Traditional Lugu Oolong Tea Tasting Notes | Eco-Cha Tea Club
Batch #43 of the Eco-Cha Tea Club is from a farm located just below the Shanlinxi High Mountain Tea growing region, in south-eastern Lugu Township. This plot of tea was planted about 20 years ago, and has been maintained by Mr. Zhang, an independent tea producer — who we see as an authentic traditional tea maker. He manages the entire production of his tea himself, and processes it in his own modest home factory, without the help of air-conditioning. This is a rarity in Taiwan these days. He sells all his tea to a small group of long term loyal customers who buy his seasonal produce.
The medium oxidized leaves have undergone extensive, repeated roastings that have resulted in a very balanced, integrated character. The initial steepings offer a freshly cut wood aroma with a toasted nutty flavor. This proceeds to open up into a sweeter, more complex profile that is strikingly reminiscent of roasted winter vegetables, including parsnip, caramelized onion and butternut squash.

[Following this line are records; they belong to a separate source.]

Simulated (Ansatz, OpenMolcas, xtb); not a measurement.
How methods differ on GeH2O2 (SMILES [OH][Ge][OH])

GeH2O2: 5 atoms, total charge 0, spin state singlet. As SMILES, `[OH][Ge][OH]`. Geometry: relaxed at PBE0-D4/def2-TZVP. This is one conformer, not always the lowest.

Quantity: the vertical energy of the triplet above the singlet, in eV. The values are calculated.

The brewed tea is substantial and smooth, with a limpid appearance and a clean, refined character. It is this combination of factors that represent careful moisture depletion when the leaves were being cured, as well as skillful oxidation and roasting. In sum, a fine example of a traditionally made Oolong Tea. The most striking quality of this brew in our experience is the later notes of oatmeal cookie and caramel, perfectly balanced by a crisp, dry finish!
The uniformity of coloration in the brewed leaf reveals that the oxidation was done masterfully, without obvious bruising or damage to the integrity in the leaf structure. This combined with the fact that the leaves have remained supple and mostly green in appearance show the time consuming and painstaking care that went into the post-production roasting.
Finally, we want to mention our bonus gift included in this month's edition of the tea club. We were able to procure some of the newly harvested spring tea from Mr. Zhang before he began roasting it. We wanted to offer our Tea Club members the experience of comparing and contrasting the finished product from last winter's harvest with the unroasted spring harvest. This sample of unroasted spring tea will allow the tea club to know the effects of roasting in the flavor of the brew.